Using XML::LibXML, I'm trying to determine if two nodes are different. I have the following humiliating code, but it works.
sub _node_differs { my ($self,$left,$right) = @_; # toStringC14N ensures "canonization" and allows '' to match # ' ' my ($left_string, $right_string) = map { defined($_) ? ( eval { $_->toStringC14N } || $_->toString ) : '' } ( $left, $right ); if ($left_string ne $right_string) { return [ $left, $right ]; } return; }
What's a "proper" way of doing that? I know I'm missing something obvious.
Apart from the weird 'eval' (toStringC14N is defined in XML::LibXML::Node, so anything that's part of a XML::LibXML document should have it), it doesn't look "humiliating".
You can create a quotient of all XML (text) representations by putting in the same class those that produce the same DOM (internal) representation; you want to see if two nodes fall into the same equivalence class. Canonicalization is a way to produce a representative of the class, so comparing two canonicalized representation of DOM subtrees seems right enough to me.

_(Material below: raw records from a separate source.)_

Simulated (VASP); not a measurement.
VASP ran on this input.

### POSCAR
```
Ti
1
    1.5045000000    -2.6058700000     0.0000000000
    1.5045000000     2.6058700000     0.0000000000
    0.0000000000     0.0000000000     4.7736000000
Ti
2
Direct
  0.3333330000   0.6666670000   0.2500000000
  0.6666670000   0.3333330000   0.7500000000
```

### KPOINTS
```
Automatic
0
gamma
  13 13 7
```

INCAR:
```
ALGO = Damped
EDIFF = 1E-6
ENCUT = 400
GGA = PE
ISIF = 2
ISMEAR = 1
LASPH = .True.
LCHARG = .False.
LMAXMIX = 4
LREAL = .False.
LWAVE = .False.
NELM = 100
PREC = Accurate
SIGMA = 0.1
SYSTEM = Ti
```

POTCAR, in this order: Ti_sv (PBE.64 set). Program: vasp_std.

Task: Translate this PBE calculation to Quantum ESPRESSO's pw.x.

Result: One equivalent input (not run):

In other words: it's a way to define equivalence, and probably saner than most.
Re:Looks proper enough…
Ovid on 2008-08-19T15:50:08
The eval is there because I kept hitting nodes which would have that method defined, but I get this error:
Failed to convert doc to string in doc->toStringC14N at
/opt/csw/lib/perl/site_perl/XML/LibXML.pm line 955 I don't know what's causing that, but the eval protects against it.
Re:Looks proper enough...
dakkar on 2008-08-19T16:00:13
Looking through the source code of libxml2, it looks like it's caused by nodes that have no textual content: the xmlC14NDocDumpMemory function (used by toStringC14N) does not set its "output buffer" parameter if the buffer would be empty.
Strange behaviour, I'd call it a bug, or at least a documentation deficiency.
Re:Looks proper enough...
Ovid on 2008-08-22T09:18:05
Thanks for digging into this. I've included the URL of this discussion in our code base so people have a clue what that weird eval is for.